Posted: Sat., Feb. 9, 2008, 2:54pm PT

Shane Meadows film makes surprising debut

Short evolved into 70 minute 'Somers Town'

A new Shane Meadows film would normally be something of an event in Blighty film circles, which makes the largely unheralded debut in the Berlin fest's Generations sidebar of his latest effort, the 70 minute "Somers Town," all the more surprising.

That's because the pic, which reunites Meadows with precocious tyke thesp Thomas Turgoose ("This Is England"), was never supposed to be a feature in the first place.

The project was initially conceived as a 20-minute short to mark the move of Eurostar, the cross channel train service that links London to Paris and Brussels, from Kings Cross station to its new home at St. Pancras.

Eurostar fully financed the project with a budget just shy of $1 million, with U.K. shingle Tomboy Films ("Dead Man's Shoes") handling producing duties.

The 26-page script by longtime Meadows collaborator Paul Fraser ("A Room for Romeo Brass," "Dead Man's Shoes") soon mushroomed, however, as Meadows kept shooting. The result has given Tomboy and Eurostar execs an unexpected, if welcome, headache.

"We don't know exactly what to do with it," said Tomboy's Barnaby Spurrier. "We were delighted and surprised it was selected by Berlin. This has grown in a genuinely organic way. Shane just kept shooting and shooting."

With an initial 10-day shooting schedule -- which was extended by one day -- and shot on 16 mm in black and white, "Somers Town" follows Turgoose's character as a young runaway who befriends a young Polish boy in the north London area of Somers Town. Kate Dickie ("Red Road") also stars, with an all-new score commissioned by Meadows, who had total creative freedom on the project. The first footage Eurostar execs saw was when Meadows presented them with a 90-minute first cut.

"We first had the idea to make a 12-minute short two years ago," said Eurostar marketing director Gary Nugent. "We didn't want an advert. We were after something cultural. Adverts come and go, but films last forever. We didn't do this as a big commercial driver. Our only ambition is to get as many people to see it as possible."

U.K.-based sales agent the Works Intl. are handling worldwide sales for the project, which was only finished days before the Berlinale kicked off. The last-minute addition isn't even mentioned on the sales company's EFM slate.

"It popped out of nowhere. It was literally a case of it being finished at four in the morning last week and someone jumping on a plane to bring it to Berlin," said a Works exec. "There's been a lot interest from buyers."

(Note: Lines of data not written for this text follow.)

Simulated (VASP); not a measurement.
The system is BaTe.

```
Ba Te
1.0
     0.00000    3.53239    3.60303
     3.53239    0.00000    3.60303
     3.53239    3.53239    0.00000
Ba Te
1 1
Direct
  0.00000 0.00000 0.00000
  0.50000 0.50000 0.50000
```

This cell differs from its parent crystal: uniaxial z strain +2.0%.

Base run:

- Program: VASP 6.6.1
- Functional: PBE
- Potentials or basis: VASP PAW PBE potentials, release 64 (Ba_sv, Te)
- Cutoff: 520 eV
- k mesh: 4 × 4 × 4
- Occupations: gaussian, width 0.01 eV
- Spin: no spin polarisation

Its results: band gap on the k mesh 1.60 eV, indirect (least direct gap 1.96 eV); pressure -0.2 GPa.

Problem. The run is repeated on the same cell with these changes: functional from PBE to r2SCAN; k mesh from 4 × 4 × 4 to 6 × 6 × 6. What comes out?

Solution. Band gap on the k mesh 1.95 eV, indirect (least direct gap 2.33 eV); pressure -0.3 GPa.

In addition to traditional distrib sales, the pic is likely to enjoy an innovative multiplatform release strategy. Execs are toying with the idea of a day-and-date release "on everything," said Nugent, while Eurostar execs are also looking into the idea of turning St. Pancras, normally bustling with thousands of travelers, into a cinema for the night for a special screening.

With the buzz around the project quickly rising, Spurrier is already having to manage expectations, which didn't even exist a week ago. "This is not the next Shane Meadows feature film," he told Variety.

That film will likely be "The King of Gypsies," about a bare-knuckled fighter from England's Midlands.